This line-up of stories will help you discover the latest happenings around the tech world, today.
Apollo Agriculture, a Kenyan agri-tech startup, has announced closing US$1 million in debt funding from the Agri-Business Capital Fund (ABC Fund).
The startup uses machine learning and automated operations technology to help small-scale farmers access the resources they need to maximise their profitability.
According to local media, the startup is based in Nairobi, helping farmers access things like financing, insurance, farming products and optimised advice.
Last year, the startup raised a US$6 million Series A funding round while working on tripling the size of its customer base.
Apollo is expected to use the cash scale its solution to reach more smallholder farmers who are unable to access microfinance and commercial bank lending.
Eli Pollak, the startup’s chief executive officer (CEO), who spoke on the development, noted that its tech-driven initiative aims at helping farmers globally.
He said: “This funding will support our strong continued growth, enabling us to help more small-scale farmers access high-quality farming inputs, advice and insurance on credit, significantly increasing their yields and income.
“Apollo’s automated, tech-driven approach is designed to help millions of farmers make the transition from subsistence to commercial farmer sustainably. We are excited to have ABC Fund as a strong partner as we continue to scale.”
Tech Trivia: Which of these materials is the best conductor of heat?
Answer: See end of post.
The new raiser is expected to help the startup expand its offering to thousands of students globally.
HyperionDev was founded in 2012 as an online course platform for computer science education.
The startup allows anyone to take online courses in coding with a personal computer or mobile phone.
Before now, the startup has been backed by the likes of Facebook and Google.
According to Riaz Moola, founder and chief executive officer (CEO), the new raiser will see the company through a growth phase and directly benefit its students.
He said: “This incredible milestone will directly benefit thousands of students across the globe who are looking for an accessible and affordable way to learn job-ready, practical developer skills in months rather than years. In the past 12 weeks, we’ve welcomed over 1,500 new stakeholders.”
Being its fourth fund, Canadian early stage venture firm Golden Ventures has raised a $100 million pool of capital that it will use to invest in between 20 to 25 companies.
This comes as the startup celebrates its 10th anniversary which coincides with a period when the Canadian startup ecosystem looks healthier than ever.
According to the company, the new funding also comes with another $20 million ‘Opportunities Fund’ that it will use to make follow-on investments in standout performers among its portfolio.
Golden Ventures Founder and Managing Partner Matt Golden, and General Partner Ameet Shah noted that there is a recent surge in institutional LPs.
He said: “Over time, we’re certainly seeing more and more interest in institutional LPs, more and more interest in the Canadian ecosystem, which I think is a net positive.

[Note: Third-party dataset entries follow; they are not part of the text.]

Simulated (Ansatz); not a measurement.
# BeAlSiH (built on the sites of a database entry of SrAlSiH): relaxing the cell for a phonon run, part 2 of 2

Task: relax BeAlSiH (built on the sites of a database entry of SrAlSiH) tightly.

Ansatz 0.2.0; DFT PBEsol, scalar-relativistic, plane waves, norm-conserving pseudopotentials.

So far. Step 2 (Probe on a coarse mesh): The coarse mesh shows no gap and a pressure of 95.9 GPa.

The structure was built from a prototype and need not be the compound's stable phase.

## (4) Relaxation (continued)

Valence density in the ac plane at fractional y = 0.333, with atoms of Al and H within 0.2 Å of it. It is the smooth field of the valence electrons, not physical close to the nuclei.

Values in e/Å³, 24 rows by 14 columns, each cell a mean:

“Whereas before, the Canadian ecosystem was largely funded by Canadian institutions, so I think that’s really positive, because you have to sort of be judged on the on the world stage. And we’re starting to meet that bar as both an ecosystem and as a fund.”
Tech Trivia Answer: Diamond
Aluminum and copper have the highest thermal conductivity among common metals (205W/mK and 401W/mK versus say 50W/mK for steel) and are easily the most frequently used materials in the making of computer heatsinks. Although copper is superior at conducting heat, aluminum performs respectably while being cheaper, lighter and easier for manufacturers to work with.
There are better heat conductors but they aren’t practical materials for producing computer heatsinks: silver exceeds copper’s thermal conductivity at 429W/mK (hence Arctic Silver thermal paste), diamond brings that into the thousands at 2300W/mK (and likewise hence IC Diamond thermal paste), while early measurements of graphene puts it at 5300W/mK.